What are some of the open source projects out there that you would hold up as shining examples of projects that correctly and effectively use enterprise sofware patterns and best practices such as Inversion of Control, Model-View-Controller, Unit Testing, etc.?
For purposes of this question the project should:
Include source code that illustrates the pattern in use, and
Be doing something important and useful, i.e. not using the pattern frivolously just because it is flavor of the week. Hence the words, "Correctly and Effectively" in the question
It should be software that you could show to the people who work for you and enthusiastically be able to say, "I want you to do it the way these guys did it."
Most of the GNU project is very very well written, over a very long period of time, with strict guidelines.
Prism is very good for MVVM in WPF and Silverlight
patterns they use Patterns in the Composite Application Library
An objective pick would be the Spring Batch project.
How did I pick it? Judging from the technical debt as seen on the Nemo Sonar instance, Spring Batch has the lowest debt/line ratio for projects larger than 10k lines of code.
When I first looked at the source code for DotNetBlogEngine, I was impressed at how well it was organized. And it didnt couple any of its components to the interface, making it extremely flexible.

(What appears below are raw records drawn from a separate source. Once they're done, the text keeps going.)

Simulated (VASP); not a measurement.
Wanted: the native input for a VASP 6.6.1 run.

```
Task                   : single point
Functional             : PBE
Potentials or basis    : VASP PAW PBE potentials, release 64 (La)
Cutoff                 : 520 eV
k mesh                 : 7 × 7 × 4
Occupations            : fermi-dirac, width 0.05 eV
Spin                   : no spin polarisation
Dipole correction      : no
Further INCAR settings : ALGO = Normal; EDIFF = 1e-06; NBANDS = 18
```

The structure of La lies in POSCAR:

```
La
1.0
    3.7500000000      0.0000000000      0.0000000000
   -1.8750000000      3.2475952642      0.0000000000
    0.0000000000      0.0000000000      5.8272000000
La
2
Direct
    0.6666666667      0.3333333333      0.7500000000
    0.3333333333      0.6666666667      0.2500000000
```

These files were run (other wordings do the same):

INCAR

It's not a terribly huge project either, not like trying to recompile your own linux kernal or something. So you can dive in quickly and have some fun with it.
Castle project
You can try this book - Beautiful Code
The author has collected some experience-sharing articles of open source projects. e.g. Python's Dictionary Implementation, Subversion's Delta Editor, etc.
You mean Spring? Or projects that use it?
UPDATE: WebWork, Guice, and Spring Security all fit the mold.